Use organic produce when possible
2 cups small cauliflower florets
1 small zucchini, grated
1 carrot, peeled and grated
4 celery stalks, chopped (1 cup)
1/2 cup white or green onions, chopped
1/4 cup fresh cilantro, chopped
2 tablespoons olive oil
Optional but nice to include vegetables
1 cup mushrooms, chopped
1 small jalapeno, seeded and chopped (or 1/4 cup green peppers, chopped for a milder version)
Organic spice mix*
1 tablespoon tomato paste
1/2 teaspoon cumin
1/2 teaspoon turmeric powder
1/2 teaspoon smoked paprika**
1/2 teaspoon paprika**
1/4 teaspoon garlic powder
1/4 teaspoon sea salt
1/8 teaspoon fresh ground pepper
1/8 teaspoon (or just a dash) cayenne pepper
Green onions, purple cabbage, cucumbers, radishes, sliced peppers, fresh cilantro, chives, quick pickled onions, vegan cheese, a drizzle of your favourite salad dressing.
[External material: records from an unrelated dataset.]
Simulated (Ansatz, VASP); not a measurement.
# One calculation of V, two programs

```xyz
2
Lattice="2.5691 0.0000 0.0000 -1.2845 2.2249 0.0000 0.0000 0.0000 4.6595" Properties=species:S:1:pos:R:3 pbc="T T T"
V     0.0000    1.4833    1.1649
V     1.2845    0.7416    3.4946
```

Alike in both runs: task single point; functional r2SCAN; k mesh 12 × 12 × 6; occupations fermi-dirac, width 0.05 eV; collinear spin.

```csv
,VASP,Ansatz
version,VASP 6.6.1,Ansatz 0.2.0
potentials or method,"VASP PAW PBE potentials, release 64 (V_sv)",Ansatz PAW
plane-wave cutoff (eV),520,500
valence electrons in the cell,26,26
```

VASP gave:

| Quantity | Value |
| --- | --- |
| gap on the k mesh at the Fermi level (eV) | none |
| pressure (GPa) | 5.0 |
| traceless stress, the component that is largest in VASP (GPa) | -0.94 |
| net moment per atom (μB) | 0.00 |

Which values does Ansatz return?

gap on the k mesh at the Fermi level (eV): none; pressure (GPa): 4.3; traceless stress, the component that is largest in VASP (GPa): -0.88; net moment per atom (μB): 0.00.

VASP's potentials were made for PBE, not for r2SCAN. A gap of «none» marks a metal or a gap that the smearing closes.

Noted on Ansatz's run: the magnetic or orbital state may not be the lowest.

Additional serving suggestions:
This mild spicy mix is also great with steamed rice, GF pasta, in a salad, on even on its own!
- In a large stainless steel frying pan over medium heat, add olive oil, onions, celery, zucchini, carrots, and cook for about 4-5 minutes.
- Add cauliflower and cook for another 2-3 minutes.
- Mix in the spices and tomato paste, add fresh chopped cilantro.
- Serve with GF brown rice, corn or lettuce wraps, enjoy!
* If you’re not sure about the variety of spices used, add just a little less the first time around. To make this dish spicier, add more. Including a chopped up jalapeno pepper in the mixture will also increase the heat.
** If you don’t have both smoked and regular paprika don’t worry, using just one or the other will be just fine.